Why are some tube preamps so expensive when others are downright cheap?

This was the question that kept nagging me when I first started exploring tube mic preamps. I had owned a cheap "tube preamp" for a few years. It had a tube in it and I couldn't understand how the tube preamps I read about (like a DW Fearn or Manley) could be that much better.

I had been a Solid-state guy since the 70's. That's when I started and all the sales guys in the stores would say,"You don't want to mess with that old tube stuff. Just look at these specs. Who would want all that distortion and poor freq response?" Years went by, then decades, during which time I learned how to get a good sound with SS gear and a mess of effects. I had been striving for a certain sound. One example was the ultraclear vocals on many of James Talyor's albums of that era. Every mouth sound and nuance was right there. For a long time I thought it was the expensive microphones they used. Over time, I learned to use aural exciters, compressors, EQ, and such to get an approximation of that sound. LDC mikes had became affordable in the 90's and I found out it wasn't JUST the mikes. Hmmmm, ...

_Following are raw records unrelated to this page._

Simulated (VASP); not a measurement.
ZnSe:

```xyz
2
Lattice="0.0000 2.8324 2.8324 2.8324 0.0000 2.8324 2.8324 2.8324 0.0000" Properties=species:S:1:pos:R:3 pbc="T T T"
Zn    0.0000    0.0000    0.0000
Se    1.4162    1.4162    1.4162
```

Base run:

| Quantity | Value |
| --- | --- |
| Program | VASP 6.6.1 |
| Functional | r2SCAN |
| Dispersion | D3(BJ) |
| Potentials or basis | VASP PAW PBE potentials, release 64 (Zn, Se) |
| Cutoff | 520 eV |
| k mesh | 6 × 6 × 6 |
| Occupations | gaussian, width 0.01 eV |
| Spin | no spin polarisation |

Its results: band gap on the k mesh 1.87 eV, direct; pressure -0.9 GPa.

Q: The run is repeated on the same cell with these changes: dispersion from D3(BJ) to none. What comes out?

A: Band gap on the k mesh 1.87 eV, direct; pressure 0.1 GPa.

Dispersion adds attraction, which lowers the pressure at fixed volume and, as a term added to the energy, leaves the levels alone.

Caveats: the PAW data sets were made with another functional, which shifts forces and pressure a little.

I read articles in magazines and online forums about the difference a true tube preamp can make but I didn't have the money. I was saving to buy a Groove Tubes Brick, when I saw an Ampex 601 for a couple hundred and decided to try it. I was so disappointed. It was noisy and muddy. I couldn't imagine anyone wanting to use such a device. Now I had been doing electronics as a hobby since about the age of 8. Dad bought me the Radio Shack DIY and educational kits. He and I built a variety of things from various magazines. I also learned some electronics as a physics major in college. I had enough knowledge to begin to learn the ins and outs of tube electronics. I replaced all the caps, cleaned it up, and tried it. It was like a religious experience for me. Here was the sound I had been looking for and it was nothing more than a mic and a preamp - totally dry. The next few years were spent studying and experimenting, improving and refining. I built preamps for some friends and then started my website in 2006.

A "true tube preamp" has a high voltage power supply. Anything with a wall wart (or lump in the line) power supply is not a true tube preamp. They run on low voltage where a true tube preamp runs on hundreds of volts. It is a gimmick. The high voltage rated parts cost much more than low voltage parts. The high voltage power transformers are more expensive. The audio transformers are more expensive and difficult to make. Most cheap "starved plate" designs don't have audio transformers at all - too expensive. The high voltage audio capacitors are much more expensive. Almost every single part in the circuits is many times more expensive than the low voltage parts used in SS electronics.

One main reason a true tube preamp sounds so different from a cheap imitation, is that the cheap imitations use transformerless SS circuits to interact with the microphone. A true tube preamp will almost always have its input transformer and the first tube grid as the connection to the mic. This circuit sets the input impedance which affects the loading on the mic. The cheap imitations use chips to interact with the mic, then they run the signal through a tube operating at low voltage to theoretically give it "that tube sound." This allows them to market the device as a "Tube Microphone preamp." The amplification primarily comes from the SS circuits. I consider this a bad joke. Most tube preamps sound better than most SS preamps because the MIKES sound better when feeding a good mic transformer and tube grid.